# Which wood would you use?



## TomFran (Jun 19, 2007)

A friend of mine is building this swing (with plans from Woodcraft Supply) and it is recommended that fir be used for the wood which will support up to 4 adults. Since fir is not locally available, which wood do you think would be best for the components of the swing which will need to be the strongest?

We have select cypress, white pine, oak, and treated wood available. I believe the treated wood is yellow pine.

Thanks!


----------



## GMman (Apr 11, 2008)

Tom treated is fir or spruce here.
Pine very small maybe, oak no way for outside.

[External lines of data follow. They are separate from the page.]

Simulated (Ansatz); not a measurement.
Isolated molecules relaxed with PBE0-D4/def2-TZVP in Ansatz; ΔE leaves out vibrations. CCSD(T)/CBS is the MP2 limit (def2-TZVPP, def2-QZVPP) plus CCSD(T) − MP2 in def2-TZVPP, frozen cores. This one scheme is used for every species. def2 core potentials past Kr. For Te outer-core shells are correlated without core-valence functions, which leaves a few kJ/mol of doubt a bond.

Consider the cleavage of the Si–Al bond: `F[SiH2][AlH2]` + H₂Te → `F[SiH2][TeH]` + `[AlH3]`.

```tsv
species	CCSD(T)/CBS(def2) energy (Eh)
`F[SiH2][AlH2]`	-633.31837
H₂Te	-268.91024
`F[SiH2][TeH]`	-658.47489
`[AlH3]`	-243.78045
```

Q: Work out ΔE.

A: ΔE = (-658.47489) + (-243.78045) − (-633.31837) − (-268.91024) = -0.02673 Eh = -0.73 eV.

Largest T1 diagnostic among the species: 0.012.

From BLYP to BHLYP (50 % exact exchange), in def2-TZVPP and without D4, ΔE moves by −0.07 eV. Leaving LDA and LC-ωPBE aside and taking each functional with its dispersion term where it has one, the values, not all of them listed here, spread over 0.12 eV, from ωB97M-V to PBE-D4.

The treated wood that we use for porches and deck is all fir or spruce which is really the same wood.


----------



## decoustudio (May 4, 2006)

sure is pretty. I wouldn't go to all that trouble to build it using treated wood, or anything that would have a short life outdoors. I'd pick white oak, or redwood, or cypress, or teak, or Ipe. Red Oak is not recommended for outdoor use.

I sat in one sort of like this that was probably from the 1920's one time, sitting on the covered porch of an historic hotel. It worked great and I think it was made of fir or some time of soft wood, but it was under a roof and didn't get wet from rain nor hit by the sun. It also had quite a few steel gussets and connectors in the critical areas. Rain and sun changes everything for wood life. I might even consider building a little roof over such a pretty swing to protect it, or expanding the design to spread that roof in the design to spread out to four wider spaced posts, and put a pitch on the roof section.


----------



## shopmania (Sep 8, 2009)

Tom, I built a single swing similar to half this project, and did it using treated lumber. It has been outside over a year and is holding up well so far. They make what they call a 1×2 in treated that makes nice slats for the seat b/c it is rounded over on all the edges. The treated 5/4 decking is also rounded over and sanded/finished nicer, which makes for great armrests. Cedar is really the only others thing readily available (big box stores) around here that would work well outdoors.

Anchor Hardwoods in Wilmington could be a source if you decide on another lumber. Good Luck!

Here is my swing project page.

http://lumberjocks.com/projects/36874


----------



## knotscott (Feb 27, 2009)

Cypress, cedar, white oak, teak, mahogany, Ipe, red wood…..


----------



## RogerM (Oct 31, 2011)

Tom, Cypress or white oak would both be strong and withstand the elements well. Oak would be stronger and cypress would last longer.


----------



## ssnvet (Jan 10, 2012)

Most construction grade lumber is stamped SPF, wihich stands for Spruce-Pine-Fir. Because these softwoods have similar strengths, they are all lumbed intot he same category for general framing. Don't confuse the Fir in SPF with Douglas Fir, however. Doug. Fir comes from the Pacific north-west, and is very straight grained and strong.

Most of the PT you'll see is Southern Yellow Pine, as it readilly absorbs the ACQ "juice".

Here's an idea for you….. build your frame out of PT and then stain it with an opaque stain (I really like the Baehr stuff sold for siding) then make your deck, seat and seat backs boards out of Cedar. and stain them clear.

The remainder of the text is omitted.